Our work with searchers mostly involves advising them throughout the acquisition process; including advising on terms, assisting with negotiations, undertaking financial and taxation due diligence and advising through to (and often after) completion. We also regularly assist with structuring advisory at the time of formation of the search fund and/or around the acquisition.
Don’t you think that offering target identification and initial contact could be seen as taking over a searcher’s role? Additionally, we are seeing more deals brokered by M&A brokers or small investment banks. Doesn’t this move away from the original philosophy of SF, where one had to sift through thousands of potential targets to find the ideal one, ideally resulting in proprietary deal flow?
Whilst we offer target identification services on the buy side, it is a service that is not often taken up by our search clients. That said, we have seen self-funded acquisition entrepreneurs engaging the services of buy-side agents, sometimes even whilst remaining in employment themselves. Of course this is a departure from the original philosophy of search funds, but so is self-funded search and so is the increasing use of sell-side brokers and M&A advisors for deal flow. However, the reality is that the ETA space is growing, competition is increasingly fierce, and off-market proprietary deals are few and far-between. I believe that the entrance of more self-funded acquisition entrepreneurs has meant that a greater proportion of the searchers in the market are less willing or able to spend 2-3 years searching for the right proprietary deal, which has driven this trend. The traditional model is still there and still preferred by many searchers and investors, but naturally there will continue to be an evolution in the space and we need to embrace that.

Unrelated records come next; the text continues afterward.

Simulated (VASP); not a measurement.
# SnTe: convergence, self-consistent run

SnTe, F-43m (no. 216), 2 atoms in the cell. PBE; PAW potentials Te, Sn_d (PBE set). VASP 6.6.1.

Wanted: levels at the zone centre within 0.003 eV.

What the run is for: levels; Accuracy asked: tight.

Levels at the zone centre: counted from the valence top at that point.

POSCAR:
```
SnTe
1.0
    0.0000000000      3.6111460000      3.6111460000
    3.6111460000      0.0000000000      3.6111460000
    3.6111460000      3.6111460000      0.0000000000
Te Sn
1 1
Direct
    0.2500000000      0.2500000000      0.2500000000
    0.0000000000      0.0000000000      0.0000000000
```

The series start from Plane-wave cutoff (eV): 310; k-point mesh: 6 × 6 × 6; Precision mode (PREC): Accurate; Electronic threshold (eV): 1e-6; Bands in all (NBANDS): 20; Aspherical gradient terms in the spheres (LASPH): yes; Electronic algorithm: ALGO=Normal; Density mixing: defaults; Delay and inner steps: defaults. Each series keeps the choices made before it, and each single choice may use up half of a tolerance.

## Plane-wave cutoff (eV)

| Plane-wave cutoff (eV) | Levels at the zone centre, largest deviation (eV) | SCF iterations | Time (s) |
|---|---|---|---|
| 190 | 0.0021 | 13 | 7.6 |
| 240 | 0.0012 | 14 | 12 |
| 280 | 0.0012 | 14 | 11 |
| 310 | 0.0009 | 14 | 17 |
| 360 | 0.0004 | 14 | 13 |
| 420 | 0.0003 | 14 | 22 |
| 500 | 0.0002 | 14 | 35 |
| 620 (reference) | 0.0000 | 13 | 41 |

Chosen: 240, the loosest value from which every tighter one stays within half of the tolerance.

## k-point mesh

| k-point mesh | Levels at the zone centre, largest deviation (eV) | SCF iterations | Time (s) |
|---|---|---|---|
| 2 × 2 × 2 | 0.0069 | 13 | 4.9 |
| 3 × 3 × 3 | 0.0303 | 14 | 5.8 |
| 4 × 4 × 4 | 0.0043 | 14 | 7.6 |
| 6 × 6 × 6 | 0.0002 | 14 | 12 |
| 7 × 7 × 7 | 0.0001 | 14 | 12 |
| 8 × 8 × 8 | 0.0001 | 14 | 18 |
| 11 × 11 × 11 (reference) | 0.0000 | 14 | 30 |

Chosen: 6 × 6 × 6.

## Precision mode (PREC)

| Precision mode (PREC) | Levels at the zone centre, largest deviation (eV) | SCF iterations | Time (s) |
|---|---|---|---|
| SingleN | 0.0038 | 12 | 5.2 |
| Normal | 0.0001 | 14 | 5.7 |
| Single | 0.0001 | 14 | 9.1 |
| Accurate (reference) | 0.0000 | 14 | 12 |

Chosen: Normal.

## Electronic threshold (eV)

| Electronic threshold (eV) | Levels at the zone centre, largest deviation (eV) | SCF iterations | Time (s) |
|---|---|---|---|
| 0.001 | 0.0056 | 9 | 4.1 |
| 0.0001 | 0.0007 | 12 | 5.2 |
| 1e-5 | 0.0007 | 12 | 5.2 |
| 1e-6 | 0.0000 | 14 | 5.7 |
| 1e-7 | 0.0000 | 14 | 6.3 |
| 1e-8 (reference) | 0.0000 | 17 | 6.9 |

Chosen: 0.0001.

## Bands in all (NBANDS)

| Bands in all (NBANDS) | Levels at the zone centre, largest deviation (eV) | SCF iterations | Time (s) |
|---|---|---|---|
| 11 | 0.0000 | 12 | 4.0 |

We are beginning to notice legal actions against sellers in some transactions after taking over the company, and some investors attribute this to due diligence being too “scant” in the SF segment. What are your thoughts on this?
Unfortunately, I have seen issues like this arise through a lack of proper due diligence. Indeed, I have been engaged as an expert witness in one such matter and the lack of diligence undertaken was astounding. However, I do not agree that due diligence is generally too ‘scant’ in the SF segment. If a searcher is using a cash flow facility to partially fund the deal, the lender will generally insist on having a proper due diligence report prepared by a reputable provider, on which they can place reliance. However, certain lenders and some asset-backed facilities do not call for such reliance or even to see DD, which sometimes searchers take as a green light to save costs in this area. To my mind, it is absolute madness to undertake such a transaction (regardless of size) without an appropriate and proportionate level of due diligence being undertaken. As well as diligence gaps and weaknesses, another (more common) cause of post-transaction disputes in search transactions is disputes around enterprise value to equity value bridge adjustments, particularly in the case of a post-transaction completion accounts adjustment. This is often down to the sellers being unsophisticated and/or poorly advised, leading to them misunderstanding the terms of the transaction to which they have agreed.
In the UK market, we observe many more self-funded structures than in other European countries. How do you explain this? How competitive is the PE market for small transactions?
Raising a traditional search fund in the UK has become a little more difficult, owing to a lack of investors willing to invest in UK-focused search capital. I am sure this is a not the only factor, but it’s definitely one of the drivers behind this trend. The lower-mid-market is competitive, but searchers are still managing to find good businesses to acquire and more come to the market each day.
Last year, you successfully launched the ETA Awards, and on November 7, 2024, you will repeat this experience. What are the different award categories, and what can we expect from this new edition?
The launch of the awards last year came about after I attended one of the many ‘Dealmakers’ awards in February and on reflection the next day thought I’d rather have been at something focused on the search segment. I tried to find an event to attend, but nothing existed. I had two options, (1) wait for someone else to do it, or (2) set it up myself.
Thanks to our fantastic marketing team here, it was a great success, and we are really looking forward to this year’s event, which is set to be even bigger and better than last year!
This year we are running the following awards categories:
- Lender of the year
- Community contribution
- Deal of the year (self-funded)
- Deal of the year (traditional)
- ESG excellence
We are noticing an increase in activity in the SF landscape all over the world. What is your vision for the UK market?
I believe the search fund space will continue to grow in the UK, and it will also continue to evolve. I’d like to see more traditional search funds as a proportion of all searchers. Education is important to ensure that sellers and their advisors understand the model and appreciate that searchers are not only a viable option, but often an excellent option for exit and succession. I’d love to see some Government support to assist the facilitation of retirement and succession through funding guarantees (like the SBA scheme in the US), which will avoid the unnecessary closure of decent businesses and allow ambitious entrepreneurs to step in and fulfil their potential.